Taking photos of star formations and galaxies seems difficult and expensive, but this video gives some helpful tips to encourage photographers to try using inexpensive equipment:
The first part of the video explains how to capture a basic photo of the stars and amplify the faint light of constellations. You will simply need a DSLR camera and a sturdy tripod. Switch over to manual mode and use camera settings such as these (this may vary depending on lighting conditions, but you could try it as a starting point):
- Aperture: Somewhere around f/5.6
- Shutter Speed: Long shutter speed such as 30″
- ISO: Somewhere around 800
The video offers the idea of using a notecard to block the light while pressing the shutter button to eliminate vibrations. But I would suggest just using the self-timer mode or a remote shutter if you have one.
However, the next move includes a telescope, so if you do not have access to a telescope, you are not likely to get the results shown in the video. If you do have a telescope, the following ideas are quite interesting:
- Place a compact camera up to the telescope eyepiece and take a photo.

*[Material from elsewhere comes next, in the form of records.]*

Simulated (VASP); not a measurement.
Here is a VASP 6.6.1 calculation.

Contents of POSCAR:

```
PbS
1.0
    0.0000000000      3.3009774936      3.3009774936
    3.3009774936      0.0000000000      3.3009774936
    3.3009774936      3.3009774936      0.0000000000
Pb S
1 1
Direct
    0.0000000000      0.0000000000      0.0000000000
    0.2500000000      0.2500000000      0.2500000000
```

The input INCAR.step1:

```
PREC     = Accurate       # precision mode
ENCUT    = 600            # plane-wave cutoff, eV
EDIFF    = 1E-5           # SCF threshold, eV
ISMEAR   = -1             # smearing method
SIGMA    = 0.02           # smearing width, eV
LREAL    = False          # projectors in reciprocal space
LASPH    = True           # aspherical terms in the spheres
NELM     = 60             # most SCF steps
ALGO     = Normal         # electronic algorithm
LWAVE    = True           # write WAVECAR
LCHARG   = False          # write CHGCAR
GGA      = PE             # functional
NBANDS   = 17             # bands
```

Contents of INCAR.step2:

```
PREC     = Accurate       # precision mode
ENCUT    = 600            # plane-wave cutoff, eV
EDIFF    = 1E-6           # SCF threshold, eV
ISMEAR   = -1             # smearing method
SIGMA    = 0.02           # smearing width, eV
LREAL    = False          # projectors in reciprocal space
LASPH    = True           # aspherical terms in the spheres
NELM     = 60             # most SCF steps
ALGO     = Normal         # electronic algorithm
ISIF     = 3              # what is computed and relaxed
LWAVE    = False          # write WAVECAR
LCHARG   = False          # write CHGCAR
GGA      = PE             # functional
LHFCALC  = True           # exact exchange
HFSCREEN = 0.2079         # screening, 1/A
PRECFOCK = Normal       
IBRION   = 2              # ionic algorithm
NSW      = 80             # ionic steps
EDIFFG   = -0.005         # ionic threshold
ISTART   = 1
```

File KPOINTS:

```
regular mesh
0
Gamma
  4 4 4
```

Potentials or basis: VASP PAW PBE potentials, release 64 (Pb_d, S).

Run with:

- Purchase an adapter for your SLR and attach it to the telescope instead of the eyepiece.
- Purchase a webcam with interchangeable lens and use a similar adapter technique as item 2.
The webcam idea was interesting because after taking a fairly blurry short video, the narrator used composite imaging software to combine the video frames into a single, clearer image. The examples in the video were high quality amateur photographs that could inspire individuals with an interest in astronomy. With a small investment in the extra adapters, photographers with a telescope may capture their own images of nebulae, planets and star formations they can see with their telescope.